This pipeline was developed against client-confidential field service data and the raw data is not included in this repository. To run end-to-end you would need access to source files matching the documented schema. See data/README.md for the full schema specification, including the seven service channels, the cohort filter rules, and the reclaim flag columns.

Run the stages in order:

python ingestion.py             # Steps 1-4: produces master_train.parquet, master_holdout.parquet
python eda.py                   # Step 5: first-pass EDA, hypothesis list
python feature_engineering.py   # Step 6: 41 features, leakage review, data dictionary
python modeling.py              # Step 7: 7 classifiers + 8 regressors, threshold sweep
python prioritization.py        # Step 8: priority matrix, 4-lever decomposition
python leakage_audit.py         # Step 9: 5-test feature audit

Each file is independently re-runnable. Re-running any stage overwrites that stage's outputs with deterministic identical results given the same inputs.

Lasso zeroed 3 of 27 CORE features at α=0.01 — modest regularization. The progression from mean baseline (6.77d) to LightGBM (4.64d) is a clean monotone improvement at each model class. The 0.04d gap between XGBoost and LightGBM is within noise; the choice between them was made on training efficiency (LightGBM is ~25% faster) and native categorical handling.

Holdout regression MAE: 4.60 days (RMSE 8.39, R² 0.358). The 0.011 AUC gap between validation (2025) and holdout (2026) is the strongest signal that the model is not overfit to validation-year idiosyncrasies.

Of 41 features in the production model, the automated 5-test audit returns:

The three "STABILITY FLAG" features are flagged for human review, not for removal — the train-vs-holdout shift is by design (the holdout is a temporal slice covering Jan-Apr 2026, while training spans full calendar years). The two "REVIEW" features are documented as having uncertain assignment timing; the methodology explicitly uses seg_delivery_days_hist (a training-cohort segment median) as the deployment-safe substitute. See docs/methodology.md for the full leakage discipline.

The strongest leakage check is Test 5 — engineer historical proxy stability across train and holdout. The validated gap is 0.74 days, well within the 1.0-day tolerance, confirming the encoder was correctly scoped to training years only.

The downstream business deliverable. Every Market_Category × Channel segment with ≥500 repairs (28 segments total) is scored against four operational levers and assigned a primary and secondary lever:

Top recommendation (3. Urban × DMS) and the full ranking are in outputs/prioritization/final_recommendation.csv.

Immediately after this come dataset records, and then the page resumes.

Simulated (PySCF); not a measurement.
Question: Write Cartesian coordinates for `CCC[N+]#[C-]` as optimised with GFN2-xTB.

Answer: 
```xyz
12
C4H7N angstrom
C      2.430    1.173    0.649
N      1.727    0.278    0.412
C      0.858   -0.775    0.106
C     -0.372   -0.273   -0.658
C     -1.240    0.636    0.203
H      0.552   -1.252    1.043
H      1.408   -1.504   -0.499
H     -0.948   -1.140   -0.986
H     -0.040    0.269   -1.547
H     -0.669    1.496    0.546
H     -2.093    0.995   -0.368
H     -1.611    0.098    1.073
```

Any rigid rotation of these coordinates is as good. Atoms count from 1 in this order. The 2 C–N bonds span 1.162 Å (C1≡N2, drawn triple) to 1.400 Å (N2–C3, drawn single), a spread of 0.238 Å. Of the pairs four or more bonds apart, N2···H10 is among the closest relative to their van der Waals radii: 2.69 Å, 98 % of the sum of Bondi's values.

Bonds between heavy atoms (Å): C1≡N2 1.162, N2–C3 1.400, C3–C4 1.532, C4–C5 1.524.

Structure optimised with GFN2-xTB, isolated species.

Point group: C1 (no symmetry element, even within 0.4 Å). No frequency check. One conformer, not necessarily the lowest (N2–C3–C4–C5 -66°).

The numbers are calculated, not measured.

NPS responses (Promoter / Passive / Detractor) were explicitly excluded from features to avoid target leakage. Using them only for post-hoc model validation: among 2025 NPS responders, predicted-risk-bucket strongly predicts NPS sentiment:

The model's predicted lateness drives a 16.5-point promoter gap — confirms that RTAT optimization addresses a real customer-experience problem, not just an operational metric.

• docs/methodology.md — full methodology writeup: cohort filter, target encoding with smoothing (k=30), engineer historical mean computation discipline, two-track CORE/EXTENDED feature design, hyperparameter selection, leakage audit philosophy
• docs/deck.md — stakeholder presentation (markdown source)
• data/README.md — full schema specification with channel glossary and cohort filter rules
• outputs/README.md — artifact catalog: every output file by stage with description

The 41 features split into two model-specific subsets:

• CORE (27 features): 0% missing, safe for linear models after median fill. Excludes DMS-dependent features (parts line count, order quantity, multi-line flag, etc.) which have ~75% missingness because only ~28% of repairs route parts through DMS.
• EXTENDED (37 features in MODEL_FEATURES): adds DMS-dependent features for tree models that handle missing values natively. Excludes parts_order_to_arrival_days_safe (training-EDA only — the deployment-safe substitute is seg_delivery_days_hist).

This isn't a stylistic choice. Linear models on the EXTENDED set produce worse holdout performance because median fill on 75%-null features destroys signal; tree models on the CORE set leave money on the table. The design choice is informed by both validation metrics and operational deployability.

Honest reflections after building this:

• Stronger time-series cross-validation. The current setup splits 2023-2024 → train, 2025 → val, 2026 → holdout. A rolling expanding-window CV across all training quarters would give a tighter estimate of expected drift.
• Operational confirmation of MEDIUM-timing features. The three features flagged by the audit (is_ter_repair, is_sealed_repair, eng_channel_risk) currently rely on documented (but not operationally confirmed) intake-time availability. A 1-hour meeting with the ops team would either ratify the assumption or surface a real leakage.
• Model monitoring plan. This codebase trains and validates a model. A production deployment would need a drift detector on engineer_hist_mean_rtat distributions, weekly KS tests on incoming features, and a reclaim-rate monitor (since reclaims feed back into next month's training data).
• Per-segment models. The current model is monolithic. For the top 5-10 priority segments, a specialized per-segment model might outperform — at the cost of operational complexity.
• Cost-weighted thresholds. T=5 is the chosen operating point on classifier-balance grounds. A real deployment would weight false-positives (over-allocated resources) against false-negatives (missed delays causing NPS hits) with actual business costs.

MIT — see LICENSE.